There was a time, in the only somewhat distant past, that you could sit at a job until retirement — climbing the corporate ladder was not only NOT necessary, but the raises and salary were enough to put away a nice retirement nest egg for oneself plus spouse/partner and/or kids. The option to sit around forever in one role, however, doesn’t really exist anymore.
To ensure career security and a cozy retirement in the modern working world, one has to periodically look around and identify where to go next when climbing the career ladder. Once you settle into a growth mindset and zero in on the next step for yourself and your career, what should you do prepare for a promotion?
Even if you’ve identified a potential promotion, it takes more to “stick the landing” than just knowing where you want to go. And you may ultimately need to look outside the circle of your immediate employment. It’s not always straightforward to know where to look as you continue your climb.
Is a promotion right for you?
If you’re not one of the lucky few individuals who landed in your dream job, or are at the top of the ladder already, it’s okay. Really, it is. Some people find their perfect job right out of college or secondary school, and for others there is much more trial and error involved. A slow ascent.
In the ever-changing tech landscape, nailing down exactly what you want, and what you’re good at can be even harder. If your search for the perfect tech job is proving to be a little more difficult, don’t worry. There are some easy steps you can take and areas to focus on.
First, understand what your goals are and focus on those. Understanding your goals is huge because that determines what promotions you should look for. Do you really want a VP spot, or are you happy in a different role and need to find fulfilment in other ways? Make a list of your top priorities and deepest needs and compare those to the positions you’re focused on.

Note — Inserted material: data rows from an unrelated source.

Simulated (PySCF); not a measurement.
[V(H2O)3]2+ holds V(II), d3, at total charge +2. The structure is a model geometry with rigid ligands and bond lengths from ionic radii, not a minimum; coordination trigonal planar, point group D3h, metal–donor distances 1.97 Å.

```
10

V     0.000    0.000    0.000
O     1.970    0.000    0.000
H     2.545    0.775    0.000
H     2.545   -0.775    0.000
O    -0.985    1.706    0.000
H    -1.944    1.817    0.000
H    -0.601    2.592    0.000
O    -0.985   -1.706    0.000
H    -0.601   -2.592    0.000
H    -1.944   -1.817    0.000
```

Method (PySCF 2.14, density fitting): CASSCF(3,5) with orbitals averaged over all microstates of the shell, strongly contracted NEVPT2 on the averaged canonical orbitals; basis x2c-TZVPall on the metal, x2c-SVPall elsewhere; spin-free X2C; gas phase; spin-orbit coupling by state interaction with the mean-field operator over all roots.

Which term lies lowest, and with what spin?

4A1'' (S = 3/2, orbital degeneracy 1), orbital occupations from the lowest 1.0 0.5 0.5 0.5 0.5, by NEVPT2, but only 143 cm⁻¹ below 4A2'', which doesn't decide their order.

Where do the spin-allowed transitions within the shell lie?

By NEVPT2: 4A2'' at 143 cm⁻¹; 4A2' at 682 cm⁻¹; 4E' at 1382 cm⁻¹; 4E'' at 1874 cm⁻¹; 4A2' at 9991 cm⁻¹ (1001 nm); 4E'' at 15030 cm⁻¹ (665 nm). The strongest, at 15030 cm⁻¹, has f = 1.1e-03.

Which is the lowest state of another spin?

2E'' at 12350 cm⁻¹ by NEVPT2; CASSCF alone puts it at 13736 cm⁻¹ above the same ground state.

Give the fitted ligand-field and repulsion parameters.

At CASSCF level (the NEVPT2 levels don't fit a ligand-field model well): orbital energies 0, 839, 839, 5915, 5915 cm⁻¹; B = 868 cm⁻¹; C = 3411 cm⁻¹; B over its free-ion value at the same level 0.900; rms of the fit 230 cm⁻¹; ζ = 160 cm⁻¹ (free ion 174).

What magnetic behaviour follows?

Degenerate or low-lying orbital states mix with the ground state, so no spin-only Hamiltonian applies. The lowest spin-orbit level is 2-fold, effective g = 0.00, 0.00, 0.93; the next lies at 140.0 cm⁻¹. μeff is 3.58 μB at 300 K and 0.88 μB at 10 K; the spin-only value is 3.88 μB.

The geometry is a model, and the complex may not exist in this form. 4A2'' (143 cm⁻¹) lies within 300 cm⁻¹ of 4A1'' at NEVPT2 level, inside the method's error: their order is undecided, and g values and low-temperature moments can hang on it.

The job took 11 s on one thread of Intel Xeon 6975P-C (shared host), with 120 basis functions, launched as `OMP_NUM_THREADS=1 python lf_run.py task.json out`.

Are you looking to move up quickly, or wear many hats? Do you want to land a company with great continued education offerings and strong skills development prospects? Maybe you value long-term professional friendships, but lifelong learning isn’t really your thing. As Dirty Harry once said, “A man has to know his limitations.”
Really examine the job profile, considering your goals to make sure it aligns with them before applying or even thinking about applying. Also, it’s a good idea to ask a mentor what technical skills are needed before applying for a position to make the process more efficient for yourself and your company.
Most companies are paying attention to a range of “soft” skills like problem-solving ability, work ethic, communication skills, creative thinking, and professionalism. I always promote soft skills. Technology can be learned; soft skills are much harder to learn and teach.
Skill up through certification
What is the best way to prepare for a promotion? Many readers could probably guess my number one recommendation: certifications. The right credentials can go a long way toward moving your tech career forward. Adding a certification to your resume helps you focus your career path and demonstrates your willingness to continue your education to your employer.
Do your research before getting a certification to make sure that it will benefit your desired career path. (Read a few of my other articles — it couldn’t hurt.) Part of getting the right certifications for your job relies on having a clear visual of your career path. A lot of people out there say you don’t need a five-year plan, but I disagree
Planning with short-term goals in mind helps you understand what you want to accomplish. You can adjustments and course corrections as needed, of course, but having the goal in mind will keep you on track. Knowing your strengths and weaknesses as well as your likes and dislikes will help you identify potential roles you want to go for within your company, and can help you focus on building the right skill set and résumé to get there.
It's also possible that the right role doesn’t exist where you currently work. You could always make a pitch a “created” role to your company. If your job doesn’t have great potential growth, oftentimes companies will be open to creating a new position in order to retain valuable talent. Try to think of a role that you think is missing in your department and propose the new role to your boss.
Your most important skills
I spoke earlier about soft skills, and I still think they are the highest rated, consciously, or unconsciously, by every employer. The best skill an IT employee can have to set themselves apart from others vying for a promotion is being personable. IT is filled with candidates who have exceptional skills and knowledge, but those can be trained.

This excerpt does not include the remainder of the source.